This is where Hawkins and Mahomes’ father also credit Randi for instilling a sense of humility in him as a boy growing up in Whitehouse, Texas, while both of them were off playing baseball.

“She was the one that had to make sure that he always cared about what everybody else was feeling and didn’t try to make others feel [not as] important and to just be a humble kid,” Hawkins said. “She did a hell of a job with him.”

And Mahomes’ father also credits Brittany Matthews — Patrick’s girlfriend since the 10th grade — for having his son’s back as he enters a new stage of his life.

“She pretty much handles all the other stuff off the field — the ticket requests, getting the family here and all that,” Mahomes’ dad told Yahoo Sports. “She does a hell of a job making sure he can just play football.”

Hawkins — who is part of a group text that includes Mahomes and other members of his core circle — communicates with his godson regularly and rarely asks about football, instead preferring to check in on his psyche.

“I ask him stuff like, ‘How are you doing mentally? How are you handling all this? What do you need? Do you need anything from me? What do we need to do? Because I know [this life] is crazy, but that’s why I’m here — to help you get through this,’ ” Hawkins told Yahoo Sports.

“And I tell him, ‘If there’s anything we need to talk about, if I haven’t been through it, your daddy’s probably been through it. If your daddy hasn’t been through it, Leigh has probably been through it. If Leigh hasn’t been through it, Chris has probably been through it.’ We’ve got people in our circle [to look out for him].”

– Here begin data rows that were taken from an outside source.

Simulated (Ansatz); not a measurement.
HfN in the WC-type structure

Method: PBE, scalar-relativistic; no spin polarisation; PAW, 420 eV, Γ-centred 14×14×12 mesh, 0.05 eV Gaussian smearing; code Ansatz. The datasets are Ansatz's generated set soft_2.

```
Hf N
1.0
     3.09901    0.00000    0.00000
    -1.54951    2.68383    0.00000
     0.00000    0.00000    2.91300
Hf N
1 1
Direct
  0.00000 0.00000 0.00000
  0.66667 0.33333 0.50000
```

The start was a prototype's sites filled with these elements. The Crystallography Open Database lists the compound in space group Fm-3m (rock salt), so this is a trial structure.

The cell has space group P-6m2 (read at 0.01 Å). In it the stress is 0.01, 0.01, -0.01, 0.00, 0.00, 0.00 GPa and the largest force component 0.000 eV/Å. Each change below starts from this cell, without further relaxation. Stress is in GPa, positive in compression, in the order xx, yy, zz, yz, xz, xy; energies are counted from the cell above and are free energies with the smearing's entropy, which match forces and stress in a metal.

And Mahomes, for his part, loves it this way.

“I just love being with the same circle of people I’ve been with since the beginning,” Mahomes told Yahoo Sports. “I still have all the same best friends, the same people I grew up with since I was a little kid, and the same people around me.

“It’s all about keeping your circle tight, making sure the people who are around you are there for the right reasons and not because you’re here at the Super Bowl and getting to go to NFL Honors, but have been with you since you were a little kid with a hoarse voice growing up.”

But living up to his vast potential is also about plotting out a pathway to success, and that’s where Steinberg and Cabott come into the mix.

Patrick Mahomes calls his girlfriend, Brittany Matthews, his “rock.” (AP)
Patrick Mahomes calls his girlfriend, Brittany Matthews, his “rock.” (AP)

‘It’s the most organized I’ve been my entire life’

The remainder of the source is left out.